America would like to think of itself as a post-racial society. But countless incidents over the last decade have reminded us that America still has a significant problem with race. Many believe that the election of our first African-American president had the unforeseen effect of highlighting racist beliefs and attitudes that persist more than a half-century after the civil rights movement.
Unfortunately, many Americans have biases they aren't even aware of. And these prejudices directly inform how African Americans fare in the U.S. criminal justice system.
A study recently published by the American Psychological Association found that Americans tend to overestimate the height, weight and strength of black men, and also tend to view them as more threatening. The study involved 950 participants who were shown pictures of male faces. The photos showed a mix of black and white men of equal weight and height. But when asked to predict the height and weight based on the pictures, participants consistently overestimated the size of the African-American men (compared to white men of the same weight and height).
The implications of those false assessments are even more troubling. One researcher explained that "participants also believed that the black men were more capable of causing harm in a hypothetical altercation and, troublingly, that police would be more justified in using force to subdue them, even if the men were unarmed."

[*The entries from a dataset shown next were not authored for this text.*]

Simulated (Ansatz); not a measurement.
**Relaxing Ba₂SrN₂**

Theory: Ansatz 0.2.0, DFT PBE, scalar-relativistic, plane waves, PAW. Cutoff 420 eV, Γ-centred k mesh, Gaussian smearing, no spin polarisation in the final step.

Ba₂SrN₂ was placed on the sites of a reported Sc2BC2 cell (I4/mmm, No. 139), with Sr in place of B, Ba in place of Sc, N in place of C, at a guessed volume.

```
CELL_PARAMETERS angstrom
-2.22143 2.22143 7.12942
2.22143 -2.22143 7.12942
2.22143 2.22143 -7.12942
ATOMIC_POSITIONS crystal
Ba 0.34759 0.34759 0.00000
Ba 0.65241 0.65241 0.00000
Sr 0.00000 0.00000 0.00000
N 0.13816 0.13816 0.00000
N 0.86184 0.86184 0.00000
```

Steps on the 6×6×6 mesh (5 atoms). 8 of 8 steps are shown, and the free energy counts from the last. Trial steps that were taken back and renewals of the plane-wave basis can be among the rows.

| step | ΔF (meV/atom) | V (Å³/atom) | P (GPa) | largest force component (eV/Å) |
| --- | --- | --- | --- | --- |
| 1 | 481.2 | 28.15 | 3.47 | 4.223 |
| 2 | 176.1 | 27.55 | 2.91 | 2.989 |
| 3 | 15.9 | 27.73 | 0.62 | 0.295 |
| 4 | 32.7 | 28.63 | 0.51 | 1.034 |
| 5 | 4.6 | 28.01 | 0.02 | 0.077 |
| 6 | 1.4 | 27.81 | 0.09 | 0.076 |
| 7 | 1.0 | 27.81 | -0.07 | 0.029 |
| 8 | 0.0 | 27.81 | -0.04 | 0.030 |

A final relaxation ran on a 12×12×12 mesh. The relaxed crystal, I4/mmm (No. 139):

It is not just a bias between white and black. In fact, researchers found that the darker a subject's skin was and the more stereotypically "black" facial features he had, the more likely he was to be perceived as threatening.
If these skewed perceptions exist among the general public, there is every reason to believe that they are at least as prevalent among law enforcement. Such biases would serve as an explanation as to why there have been so many police shootings of unarmed, African-American suspects in recent years.
Until this problem is faced honestly and biases are challenged, entire communities are at risk of being shot by the very professionals whose job it is to protect and serve.